It was 1967 and two men had just signed the franchise agreement that would forever change not only their own lives, but also the entire landscape of Canadian business and culture. The two friends thought that with Joyce’s business savvy and Horton’s famous name, they could make their coffee shop a success. By the end of the year, the duo had opened up two more Tim Horton’s stores and they were full partners in the business.
By and large, Horton remained a silent partner in the business while Joyce oversaw its expansion. Horton had once tried to get more involved in the affairs of the company that bore his name, but he did not fair so well. When he rolled up his sleeves and attempted to learn how to bake doughnuts, he got badly burned by the fryer. To make matters worse, two fellow hockey players came by to visit the shop. Upon seeing Horton hard at work, they began to trade jokes about their teammate who was sporting a baker’s apron. After that, Horton gave up, and Joyce again rose to the front of the business.
It was not long, however, before reality would come crashing down on the rosy dreams the two young men had for their futures. On February 20, 1974, Horton and Joyce got into an argument over Horton’s use of company credit cards; Joyce was worried about being audited. The two talked until 4 a.m., when they finally resolved the issue. Joyce invited Horton to stay at his home for the night, instead of having to drive back to Buffalo, where he was playing for the Buffalo Sabres. Horton initially agreed, but for unknown reasons, he later changed his mind. At the age of 44, Horton was killed in a car accident on that fateful drive back home.
The following year, after having an auditor assess the value of the company he and Horton had grown, Joyce agreed to pay $1 million to Lori Horton, Tim’s widow, for her shares. Although the company’s worth was deemed to be $1.8 million and the two had agreed to split it right down the middle, at the last minute Horton’s widow held out for $1 million. Joyce had no choice but to agree, and with that, he gained complete control of the coffee chain.
From there, Joyce continued with his plans for expansion. Through a strategy of creative marketing, common sense production, and a focus on selecting and training the best people to run his franchises, Joyce saw Tim Hortons (he dropped the apostrophe after the death of its namesake) explode onto the scene nationwide. With over 2,600 Tim Hortons outlets throughout the country, which together sell over 4.5 million cups of coffee every day, the company has surpassed even the American giants to become Canada’s biggest fast-food business.

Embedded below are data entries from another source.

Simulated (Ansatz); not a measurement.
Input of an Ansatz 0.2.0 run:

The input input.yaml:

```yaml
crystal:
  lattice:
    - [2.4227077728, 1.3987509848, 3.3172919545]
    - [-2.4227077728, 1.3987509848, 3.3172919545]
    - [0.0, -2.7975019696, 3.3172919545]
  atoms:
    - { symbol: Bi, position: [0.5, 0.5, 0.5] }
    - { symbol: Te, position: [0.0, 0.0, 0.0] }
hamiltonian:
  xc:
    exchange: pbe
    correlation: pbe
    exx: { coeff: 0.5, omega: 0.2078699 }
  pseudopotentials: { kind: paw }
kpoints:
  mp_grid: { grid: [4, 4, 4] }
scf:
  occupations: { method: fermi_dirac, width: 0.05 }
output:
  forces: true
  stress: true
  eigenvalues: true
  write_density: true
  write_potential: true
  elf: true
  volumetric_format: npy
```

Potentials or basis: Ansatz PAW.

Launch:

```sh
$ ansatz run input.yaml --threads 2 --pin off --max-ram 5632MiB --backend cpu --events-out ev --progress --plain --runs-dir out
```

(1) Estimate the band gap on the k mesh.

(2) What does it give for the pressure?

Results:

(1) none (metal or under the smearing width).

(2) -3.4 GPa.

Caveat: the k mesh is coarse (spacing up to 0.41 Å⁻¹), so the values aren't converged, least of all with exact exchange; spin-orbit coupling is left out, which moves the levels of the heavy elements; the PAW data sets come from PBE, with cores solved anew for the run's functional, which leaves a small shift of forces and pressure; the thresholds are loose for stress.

During the early 1990s, a franchise owner of both Tim Hortons and Wendy’s restaurants asked both companies if he could combine both under one store. This new ‘combo store’ led to an informal partnership between the two companies. In 1995, Joyce finally agreed to sell “his baby” to Wendy’s in exchange for more share of Wendy’s stock than even Wendy’s founder Dave Thomas had.
Despite letting go of his business, Joyce continues to live his dreams. Joyce now spends his time devoted to the charity he created, the Tim Horton Children’s Foundation, and the $60 million golf course he built in his home province.
People today might not know the name Ron Joyce, but with 62 percent of the Canadian coffee market, they are more than familiar with the company he created.